Here was the image I wanted, the motif for my Nobel lecture: “My sister-in-law,” I wrote,
works for a group that supports orphanages in Cairo. She and her colleagues take care of children left behind by circumstances beyond their control. They feed these children, clothe them and teach them to read.
At the International Atomic Energy Agency, my colleagues and I work to keep nuclear materials out of the reach of extremist groups. We inspect nuclear facilities all over the world, to be sure that peaceful nuclear activities are not being used as a cloak for weapons programmes.
My sister-in-law and I are working towards the same goal, through different paths: the security of the human family.
The quest for security, I argued, was the motivation driving a multitude of human endeavors. But because our societal priorities were skewed, some nations of the world were spending more than a trillion dollars per year on armaments while two-fifths of the earth’s population were living on less than two dollars per day and nearly a billion were going to bed hungry every night. The world’s insecurities had gone absurdly awry. Nor was it possible to sustain such a model. “Today,” I wrote,
with globalization bringing us ever closer together, if we choose to ignore the insecurities of some, they will soon become the insecurities of all. Equally, with the spread of advanced science and technology, as long as some of us choose to rely on nuclear weapons, we continue to risk that these same weapons will become increasingly attractive to others.

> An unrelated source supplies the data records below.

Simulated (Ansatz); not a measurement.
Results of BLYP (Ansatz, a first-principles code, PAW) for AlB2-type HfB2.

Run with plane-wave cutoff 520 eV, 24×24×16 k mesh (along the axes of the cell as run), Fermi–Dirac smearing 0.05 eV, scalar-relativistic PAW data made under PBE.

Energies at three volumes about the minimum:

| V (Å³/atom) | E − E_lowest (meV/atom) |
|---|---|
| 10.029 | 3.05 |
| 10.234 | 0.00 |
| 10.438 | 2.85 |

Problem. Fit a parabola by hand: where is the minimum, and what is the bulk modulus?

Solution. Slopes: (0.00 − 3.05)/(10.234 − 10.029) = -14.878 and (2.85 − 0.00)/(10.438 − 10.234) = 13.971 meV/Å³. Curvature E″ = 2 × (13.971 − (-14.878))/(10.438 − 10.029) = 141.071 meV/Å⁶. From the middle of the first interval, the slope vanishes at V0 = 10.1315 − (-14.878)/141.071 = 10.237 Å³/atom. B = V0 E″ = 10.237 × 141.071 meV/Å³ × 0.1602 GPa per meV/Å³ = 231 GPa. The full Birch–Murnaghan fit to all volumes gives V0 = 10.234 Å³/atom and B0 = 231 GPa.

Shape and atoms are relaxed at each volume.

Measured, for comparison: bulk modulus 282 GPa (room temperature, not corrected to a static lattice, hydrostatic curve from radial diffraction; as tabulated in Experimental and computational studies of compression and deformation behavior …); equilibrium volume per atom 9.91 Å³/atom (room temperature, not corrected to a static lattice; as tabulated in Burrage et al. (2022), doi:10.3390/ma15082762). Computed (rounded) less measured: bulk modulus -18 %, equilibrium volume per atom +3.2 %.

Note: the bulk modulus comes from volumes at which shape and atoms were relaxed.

I did not want to end the lecture on a note of gloom. It was Aida who came up with the idea of concluding with an invitation to imagine a better future:
Imagine what would happen if the nations of the world spent as much on development as on building the machines of war. Imagine a world where every human being would live in freedom and dignity. Imagine a world in which we would shed the same tears when a child dies in Darfur or Vancouver. Imagine a world where we would settle our differences through diplomacy and dialogue and not through bombs or bullets. Imagine if the only nuclear weapons remaining were the relics in our museums. Imagine the legacy we could leave to our children. Imagine that such a world is within our grasp.
To say that the ceremonies in Oslo were an unforgettable experience would be a severe understatement. The warmth of the reception offered to us by the Norwegian people and the royal family was stunning. It is an extraordinary thing to witness an entire capital city come to a halt, for three days of the year, in celebration of peace—from poetry and plays written and delivered by schoolchildren to the Nobel Peace Prize Concert, broadcasted to more than one hundred countries from the Oslo Spektrum Arena. I was particularly humbled by the tour of the Nobel museum, where I saw the images of those who had preceded me as peace laureates.
I was still nervous when I was asked to write in the Nobel book, inscribed by all the laureates. “We need to change our mind-set,” I wrote. “We need to understand the common values we share. We need to understand that war and force will not resolve our differences or move us forward toward peace. Only through dialogue and mutual respect can we move forward as one human family.” (But as luck would have it, I wrote the word “family” with a double “l”—a lapse my wife, Aida, still teases me about even today.)